A specter is haunting Europe — the specter of creative bookkeeping.

In an article in this morning’s Wall Street Journal (“Debt Deals Haunt Europe“), Charles Forelle and Susanne Craig provide more examples of the “aggressive” bookkeeping that European nations have deployed to satisfy the deficit and debt targets of the Growth and Stability Pact.

Greece, of course, takes honors in the field, not just for its recent use of derivatives to hide liabilities (see my earlier post), but also for other creative moves in the past. For example, the authors report that Greece:

insisted to the Eurostat statistics authority that large portions of its military spending were “confidential” and thus excluded from deficit calculations. In 2000, Greece reported that it spent €828 million ($1.13 billion) on the military—about a fourth of the €3.17 billion it later said it spent. Greece admitted to underreporting military spending by €8.7 billion between 1997 and 2003.

Such shenanigans are hardly unique to the Greeks. Other players include:

Portugal, which “classified subsidies to the Lisbon subway and other state enterprises as equity purchases” in 2001, and

France, which “arranged a deal with the soon-to-be privatized France Telecom in 1997 under which the company paid the government a lump sum of more than €5 billion. In return, France agreed to assume pension liabilities for France Telecom workers. The billions from France Telecom helped narrow France’s budget gap.”

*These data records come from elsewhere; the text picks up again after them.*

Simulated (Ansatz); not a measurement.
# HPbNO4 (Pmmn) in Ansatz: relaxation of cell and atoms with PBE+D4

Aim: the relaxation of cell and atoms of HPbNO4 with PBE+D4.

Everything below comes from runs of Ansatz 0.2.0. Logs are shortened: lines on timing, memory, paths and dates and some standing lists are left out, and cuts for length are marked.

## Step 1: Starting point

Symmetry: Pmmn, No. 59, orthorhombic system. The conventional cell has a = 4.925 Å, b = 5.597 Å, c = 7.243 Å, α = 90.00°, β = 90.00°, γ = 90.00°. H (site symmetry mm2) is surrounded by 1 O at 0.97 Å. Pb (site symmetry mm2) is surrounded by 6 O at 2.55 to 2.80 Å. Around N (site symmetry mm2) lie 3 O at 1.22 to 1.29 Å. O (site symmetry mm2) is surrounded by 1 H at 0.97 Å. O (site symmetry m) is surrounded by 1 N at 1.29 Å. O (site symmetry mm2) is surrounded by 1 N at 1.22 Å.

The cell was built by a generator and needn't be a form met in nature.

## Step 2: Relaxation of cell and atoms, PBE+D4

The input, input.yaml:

– Although dated, these examples illustrate some basic strategies that governments use to conceal the size of their deficits and debts: pretend the spending does not exist (Greece), pretend that spending is really an investment (Portugal), or pretend the future pension liabilities aren’t real (France).

A topic for another day is how these strategies may have been used in the United States. Suffice it to say that strategy three–ignoring future pension costs–iswidespread both in governments and the private sector.